Wednesday 12 November 2014

When the Old Becomes Startlingly New

At Last, Some Sense in Education

Every so often a piece is published which is like a ray of common-sense amidst a dark night of foolishness.  And so it came to pass on October 31st, 2014.  The Sutton Trust published some research conducted by Professor Robert Coe of Durham University and colleagues. The website blurb on the Sutton Trust reads as follows:
The Sutton Trust was founded in 1997 by Sir Peter Lampl to improve social mobility through education.  As well as being a think-tank, the Sutton Trust is a ‘do-tank,’ having funded over 200 programmes, commissioned over 140 research studies and influenced Government education policy by pushing social mobility to the top of the political agenda.
The title of the research is, What Makes Great Teaching? Review of the Underpinning Research.   The Sutton Trust, a co-sponsor of the work, provided an executive summary of what has become evident to the researchers:
This report reviews over 200 pieces of research to identify the elements of teaching with the strongest evidence of improving attainment. It finds some common practices can be harmful to learning and have no grounding in research. Specific practices which are supported by good evidence of their effectiveness are also examined and six key factors that contribute to great teaching are identified. The report also analyses different methods of evaluating teaching including: using ‘value-added’ results from student test scores; observing classroom teaching; and getting students to rate the quality of their teaching.
To improve pupil attainment there are two key factors which must be at work:

  • teachers’ content knowledge, including their ability to understand how students think about a subject and identify common misconceptions

  • quality of instruction, which includes using strategies like effective questioning and the use of assessment
So, right away we know we are not talking about rocket science.  But with all the mumbo-jumbo and superstitious pettifoggery swirling around education and pedagogy these days, such obvious--even trite--conclusions resemble the explosion of a nuclear device in a very dark night.  So, let's restate this: in order to teach effectively, teachers must have a good knowledge of their subject--where "good" means a comprehensive understanding.  Secondly, they need to have a good knowledge of how their students think about the subject and what their misunderstandings are likely to be.

Secondly, high quality instruction involves effective questioning (the good, ages-old, time-tested Socratic method) and assessments.
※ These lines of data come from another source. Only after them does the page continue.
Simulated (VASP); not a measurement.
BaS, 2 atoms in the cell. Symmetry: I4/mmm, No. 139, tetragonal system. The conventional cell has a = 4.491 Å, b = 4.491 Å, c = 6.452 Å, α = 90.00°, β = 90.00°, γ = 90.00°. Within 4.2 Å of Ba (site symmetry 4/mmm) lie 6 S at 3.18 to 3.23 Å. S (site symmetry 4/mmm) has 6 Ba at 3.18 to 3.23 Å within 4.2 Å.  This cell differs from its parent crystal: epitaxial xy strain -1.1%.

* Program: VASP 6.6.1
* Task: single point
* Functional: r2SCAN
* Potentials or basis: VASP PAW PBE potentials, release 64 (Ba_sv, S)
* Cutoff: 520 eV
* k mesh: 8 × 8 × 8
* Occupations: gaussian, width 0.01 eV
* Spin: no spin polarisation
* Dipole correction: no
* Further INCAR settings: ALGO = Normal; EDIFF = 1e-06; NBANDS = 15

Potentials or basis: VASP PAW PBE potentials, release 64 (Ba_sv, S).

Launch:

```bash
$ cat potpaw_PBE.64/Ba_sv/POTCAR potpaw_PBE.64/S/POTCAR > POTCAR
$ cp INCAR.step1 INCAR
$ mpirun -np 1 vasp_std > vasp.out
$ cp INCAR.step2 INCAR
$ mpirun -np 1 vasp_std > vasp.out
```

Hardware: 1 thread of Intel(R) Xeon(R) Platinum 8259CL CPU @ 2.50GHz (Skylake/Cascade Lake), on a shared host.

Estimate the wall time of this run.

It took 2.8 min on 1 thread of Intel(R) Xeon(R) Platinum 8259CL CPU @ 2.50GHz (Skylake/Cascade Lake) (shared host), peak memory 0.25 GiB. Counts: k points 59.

In addition, there are some "nice-to-haves" if pupils are going to attain.  These amount to techniques which increase the student's engagement with the subject and the teacher.  They are listed as:
  • challenging students to identify the reason why an activity is taking place in the lesson

  • asking a large number of questions and checking the responses of all students

  • spacing-out study or practice on a given topic, with gaps in between for forgetting

  • making students take tests or generate answers, even before they have been taught the material
It takes one or more years to teach an aspiring teacher how to teach.  May we humbly suggest that these additional, supplementary techniques could be taught in a couple of months to any with a modicum of aptitude.  Once again, not rocket science.

But the Coe Report does something else.  It identifies pedagogical practice which is worthless, if not harmful.  Lo and behold--what is listed represents the Holy Grail of modern perfidious pedagogy.
  • using praise lavishly

  • allowing learners to discover key ideas by themselves

  • grouping students by ability

  • presenting information to students based on their “preferred learning style”
The teaching of teachers in our modern world has become little more than quackery and witchcraft.  The quackery involves an tortuous emphasis upon what is false.  The witchcraft involves successive incantations of atheistic secularist mumbo-jumbo--a veritable witches' cauldron of Marxist ideology, post-modernism, evolutionism, and pragmatism.  We are not at all surprised by the unintended outcomes in today's secularist government schools.

The Guardian carried the following summary of the research:
Schools need to put more effort into evaluating what makes effective teaching, and ensure that discredited practices are rooted out from classrooms, according to a new study published by the Sutton Trust and Durham University.

The study suggests that some schools and teachers continue using methods that cause little or no improvement in student progress, and instead rely on anecdotal evidence to back fashionable techniques such as “discovery learning,” where pupils are meant to uncover key ideas for themselves, or “learning styles,” which claims children can be divided into those who learn best through sight, sound or movement.  Instead, more traditional styles that reward effort, use class time efficiently and insist on clear rules to manage pupil behaviour, are more likely to succeed, according to the report – touching on a raw nerve within the British teaching profession, which has seen vigorous debates between “progressive” and “traditional” best practice. . . .

The evidence collected by [Professor] Coe also rejects the use of streaming or setting, where pupils are grouped by ability within classes or year-groups. It remains popular in many schools despite being supported by little evidence that it improves achievement. Ability groups can result in teachers “going too fast with the high-ability groups and too slow with the low,” according to the research, and so cancels the advantages of tailoring lessons to the different sets of pupils.

Instead, the best research suggests that teachers with a command of their subject, allied with high-quality instruction techniques such as effective questioning and assessment, are the most likely to impart the best learning to their pupils.